Vehicle electrostatic propulsion system

The vehicle electrostatic propulsion system has two connected sections. A direct current section comprising an array of supercapacitors and an electrostatic repulsion motor; they are powered by wind and solar energies. This direct current section is connected to an alternating current section comprising a 3-phase induction generator and a 3-phase induction motor, the generator is powered by the electrostatic repulsion motor. The 3-phase induction motor power the wheels of the vehicle. The propulsion system will give a long range to a vehicle.

BACKGROUND OF THE INVENTION

A propulsion system combining supercapacitors, an electrostatic repulsion motor, a 3-phase AC generator and a 3-phase AC motor. This combination will be powered by wind and solar energies. A 3-phase AC motor that is design for an electric vehicle, generally have a higher power-to-weight ratio, this makes them more efficient, and often require less maintenance.

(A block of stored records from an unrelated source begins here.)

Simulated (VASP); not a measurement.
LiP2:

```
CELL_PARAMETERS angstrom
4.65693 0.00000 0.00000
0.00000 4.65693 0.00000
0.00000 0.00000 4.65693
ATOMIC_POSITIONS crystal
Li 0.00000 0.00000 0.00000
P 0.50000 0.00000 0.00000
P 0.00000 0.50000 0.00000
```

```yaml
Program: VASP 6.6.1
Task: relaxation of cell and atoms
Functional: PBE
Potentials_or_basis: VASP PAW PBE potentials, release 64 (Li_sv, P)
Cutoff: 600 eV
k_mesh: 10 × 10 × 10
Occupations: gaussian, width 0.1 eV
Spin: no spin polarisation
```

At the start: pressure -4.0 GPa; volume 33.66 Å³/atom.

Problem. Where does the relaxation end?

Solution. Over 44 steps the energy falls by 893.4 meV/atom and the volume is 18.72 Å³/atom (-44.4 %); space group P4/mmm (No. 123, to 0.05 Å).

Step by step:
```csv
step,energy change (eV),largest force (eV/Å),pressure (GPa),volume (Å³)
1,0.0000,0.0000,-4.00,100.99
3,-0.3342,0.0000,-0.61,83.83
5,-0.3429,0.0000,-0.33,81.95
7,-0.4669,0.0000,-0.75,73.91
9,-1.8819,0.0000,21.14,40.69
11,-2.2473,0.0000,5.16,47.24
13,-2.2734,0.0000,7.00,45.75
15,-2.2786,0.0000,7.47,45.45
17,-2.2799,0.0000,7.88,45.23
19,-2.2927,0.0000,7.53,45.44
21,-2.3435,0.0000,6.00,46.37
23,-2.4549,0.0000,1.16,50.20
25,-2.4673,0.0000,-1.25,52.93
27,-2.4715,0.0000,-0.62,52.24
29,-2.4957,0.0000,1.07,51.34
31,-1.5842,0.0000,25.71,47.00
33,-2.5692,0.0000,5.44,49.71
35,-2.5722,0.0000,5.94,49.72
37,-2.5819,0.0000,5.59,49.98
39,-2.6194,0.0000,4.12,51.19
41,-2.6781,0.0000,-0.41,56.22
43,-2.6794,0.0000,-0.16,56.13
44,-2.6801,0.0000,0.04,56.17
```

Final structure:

An electric vehicle will have the same long range as present fossil fuel powered vehicles. The electric vehicle will also still have its present advantages over the fossil fuel vehicle.

Thomas Edison and Henry Ford built an electric car in 1912. It suffered from the need of a longer range without the need to stop to recharge its batteries. This has been the great stumbling block for the electric vehicle down through the decades.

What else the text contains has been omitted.